Minnesota is making real progress on its path to cleaner vehicles, cleaner power and cleaner air, but you can be forgiven if you haven’t noticed. The changes occurring here are often gradual, seamless and don’t often make front-page news.
Let’s start with the vehicle emissions, the single largest source of air pollution in Minnesota. After decades of increases, Minnesotans driving distances have leveled off and even declined, according to the Minnesota Department of Transportation. This is happening while mass-transit operators are seeing double-digit increases in riders, and walking and biking programs are finding more participants.
Sales of cleaner-burning fuels like E85 are trending up, as the 300,000 or so Minnesotans who own a flex fuel vehicle are choosing a fuel that almost always costs less than regular unleaded. Other alternative fuels and vehicle technologies growing across the state include a small but growing number of electric and plug-in hybrid vehicles; natural gas stations springing up in southern Minnesota; and a school system using propane instead of diesel in their school buses.
Speaking of diesel, Minnesota currently requires a 5 percent blend of biodiesel (B5); that percentage is expected to increase soon, resulting in even fewer tailpipe emissions from diesel vehicles.

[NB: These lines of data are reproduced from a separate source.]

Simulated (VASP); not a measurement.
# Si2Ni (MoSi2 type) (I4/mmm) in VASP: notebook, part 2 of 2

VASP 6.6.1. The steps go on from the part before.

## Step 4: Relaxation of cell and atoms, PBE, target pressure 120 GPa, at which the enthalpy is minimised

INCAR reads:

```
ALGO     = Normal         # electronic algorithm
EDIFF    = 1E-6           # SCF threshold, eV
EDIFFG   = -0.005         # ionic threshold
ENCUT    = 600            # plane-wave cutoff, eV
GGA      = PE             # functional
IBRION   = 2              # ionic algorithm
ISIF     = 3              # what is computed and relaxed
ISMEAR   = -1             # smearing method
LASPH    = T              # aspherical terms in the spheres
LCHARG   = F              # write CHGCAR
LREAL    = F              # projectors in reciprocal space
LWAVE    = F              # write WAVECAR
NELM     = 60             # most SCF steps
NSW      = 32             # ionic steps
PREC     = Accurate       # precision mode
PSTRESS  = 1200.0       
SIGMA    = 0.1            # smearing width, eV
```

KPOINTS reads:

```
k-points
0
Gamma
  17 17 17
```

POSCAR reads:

Our power grid is getting cleaner, too. The percentage of coal used to generate electricity has been declining, as power utilities switch to natural gas or rely more on renewable sources like wind, which now supplies at least 14 percent of our electricity. Thanks to our state’s forward thinking renewable-fuel standards, the amount of renewable electricity will increase to at least 25 percent within 12 years, and some modest goals for solar power have also been set.
As I said, these changes don’t often make news. But they are making a difference.